OpenRobotLab / EmbodiedScan

[CVPR 2024] EmbodiedScan: A Holistic Multi-Modal 3D Perception Suite Towards Embodied AI
https://tai-wang.github.io/embodiedscan/
Apache License 2.0
395 stars 26 forks source link

[Docs] Will the acc@0.25 >1. in 3DVG? #50

Closed iris0329 closed 2 months ago

iris0329 commented 2 months ago

Branch

main branch https://mmdetection3d.readthedocs.io/en/latest/

📚 The doc issue

  iou = top_bbox.overlaps(top_bbox, gt_bboxes)  # (num_query, 1)

  for t in self.iou_thr:
      threshold = iou > t
      found = int(threshold.any())
      if view_dep:
          gt["View-Dep@" + str(t)] += 1
          pred["View-Dep@" + str(t)] += found
      else:
          gt["View-Indep@" + str(t)] += 1
          pred["View-Indep@" + str(t)] += found
      if hard:
          gt["Hard@" + str(t)] += 1
          pred["Hard@" + str(t)] += found
      else:
          gt["Easy@" + str(t)] += 1
          pred["Easy@" + str(t)] += found
      if unique:
          gt["Unique@" + str(t)] += 1
          pred["Unique@" + str(t)] += found
      else:
          gt["Multi@" + str(t)] += 1
          pred["Multi@" + str(t)] += found

      gt["Overall@" + str(t)] += 1
      pred["Overall@" + str(t)] += found

header = ["Type"]
header.extend(object_types)
ret_dict = {}

for t in self.iou_thr:
  table_columns = [["results"]]
  for object_type in object_types:
      metric = object_type + "@" + str(t)
      value = pred[metric] / max(gt[metric], 1)
      ret_dict[metric] = value
      table_columns.append([f"{value:.4f}"])

  table_data = [header]
  table_rows = list(zip(*table_columns))
  table_data += table_rows
  table = AsciiTable(table_data)
  table.inner_footing_row_border = True
  print_log("\n" + table.table, logger=logger)

I printed the shapes of top_bbox and gt_bboxes:

 top_bbox.shape      torch.Size([10, 9])
 gt_bboxes.shape     torch.Size([1, 9])

From what I understand, when gt is increased by one, pred can be increased by a maximum of found (could be num_query). It is possible that the value of pred is much larger than gt. In this case, the value = pred[metric] / max(gt[metric], 1) may be greater than 1.

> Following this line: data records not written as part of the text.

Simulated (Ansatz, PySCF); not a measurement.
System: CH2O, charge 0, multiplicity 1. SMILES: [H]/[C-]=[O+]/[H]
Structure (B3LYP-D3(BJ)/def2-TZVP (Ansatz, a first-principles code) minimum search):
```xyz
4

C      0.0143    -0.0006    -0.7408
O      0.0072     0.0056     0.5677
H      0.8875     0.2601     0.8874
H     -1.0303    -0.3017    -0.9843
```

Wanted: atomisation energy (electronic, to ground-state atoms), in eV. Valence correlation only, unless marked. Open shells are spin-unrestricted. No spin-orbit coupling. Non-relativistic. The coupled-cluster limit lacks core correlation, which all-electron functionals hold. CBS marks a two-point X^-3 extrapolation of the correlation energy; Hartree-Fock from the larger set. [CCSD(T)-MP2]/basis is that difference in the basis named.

I look forward to your reply.

Tai-Wang commented 2 months ago

Note that found = int(threshold.any()) can only be 0 or 1, so pred is always smaller than gt. Therefore, the accuracy is always smaller than 1.

BTW, the current metric is only suitable for the current benchmark with only one gt box. When we have multiple boxes in a data sample to ground, we will adjust the metric afterward. Please stay tuned for further updates.

iris0329 commented 2 months ago

@Tai-Wang, thank you for the detailed response. I just found that the value of found only be 0 or 1.